Logo Questions Linux Laravel Mysql Ubuntu Git Menu
 

Custom Java classloader not being used to load dependencies?

I've been trying to set up a custom classloader that intercepts classes to print out which classes are being loaded into the application. The classloader looks like this

public class MyClassLoader extends ClassLoader {
    @Override
    public Class<?> loadClass(String name) throws ClassNotFoundException {
        System.out.println("Loading: " + name);
        return super.loadClass(name);
    }
}     

It just spits out the name of all the classes it loads. However, when i try to run some code,

import org.python.util.PythonInterpreter;
public class Scripts {
    public String main(){

        PythonInterpreter p = new PythonInterpreter();
        p.exec("print 'Python ' + open('.gitignore').read()");

        return "Success! Nothing broke";
    }
}

via

MyClassLoader bcl = new MyClassLoader();
Class c = bcl.loadClass("Scripts");

Method m = c.getMethod("main");
String result = (String) m.invoke(c.getConstructor().newInstance());

it prints out

Loading: Scripts
Loading: java.lang.Object
Loading: java.lang.String
Loading: org.python.util.PythonInterpreter
Python build/
.idea/*
*.iml
RESULT: Success! Nothing broke

Which seems rather odd. org.python.util.PythonInterpreter is not a simple class, and it depends on a whole bunch of other classes in the org.python.util package. Those classes are clearly being loaded, for the exec'd python code is able to do stuff and read my file. For some reason, though, those classes are not being loaded by the classloader which loaded PythonInterpreter.

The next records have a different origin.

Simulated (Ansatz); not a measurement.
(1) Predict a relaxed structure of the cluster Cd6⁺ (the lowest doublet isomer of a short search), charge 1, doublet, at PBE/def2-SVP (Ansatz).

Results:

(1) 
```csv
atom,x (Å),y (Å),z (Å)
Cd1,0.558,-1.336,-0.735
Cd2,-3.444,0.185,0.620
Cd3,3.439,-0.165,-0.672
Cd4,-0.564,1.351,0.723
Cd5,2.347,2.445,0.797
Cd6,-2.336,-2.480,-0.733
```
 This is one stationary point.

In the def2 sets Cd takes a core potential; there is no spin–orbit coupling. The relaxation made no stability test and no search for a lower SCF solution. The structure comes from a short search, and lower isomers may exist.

Why is that? I was under the impression that the classloader used to load a class C would be used to load all the other classes needed by C, but that's clearly not happening here. Is that assumption mistaken? If it is, how do i set it up such that all the transitive dependencies of C are loaded by my classloader?

EDIT:

Some experiments with using URLClassLoader, which was suggested. I modified the delegation in loadClass():

try{
    byte[] output = IOUtils.toByteArray(this.getResourceAsStream(name));
    return instrument(defineClass(name, output, 0, output.length));
}catch(Exception e){
    return instrument(super.loadClass(name));
}

as well as made MyClassLoader subclass URLClassLoader rather than plain ClassLoader, grabbing URLs via:

super(((URLClassLoader)ClassLoader.getSystemClassLoader()).getURLs());

But it doesn't seem to be the right thing. In particular, getResourceAsStream() is throwing nulls back at me for all the classes I'm requesting, even non-system classes like that Jython lib.

like image 632
Li Haoyi Avatar asked Nov 09 '12 20:11

Li Haoyi


2 Answers

Basics of Class Loading

There are two main places to extend a class loader to change the way classes are loaded:

  • findClass(String name) - You override this method when you want to find a class with the usual parent first delegation.
  • loadClass(String name, boolean resolve) - Override this method when you want to change the way that class loading delegation is done.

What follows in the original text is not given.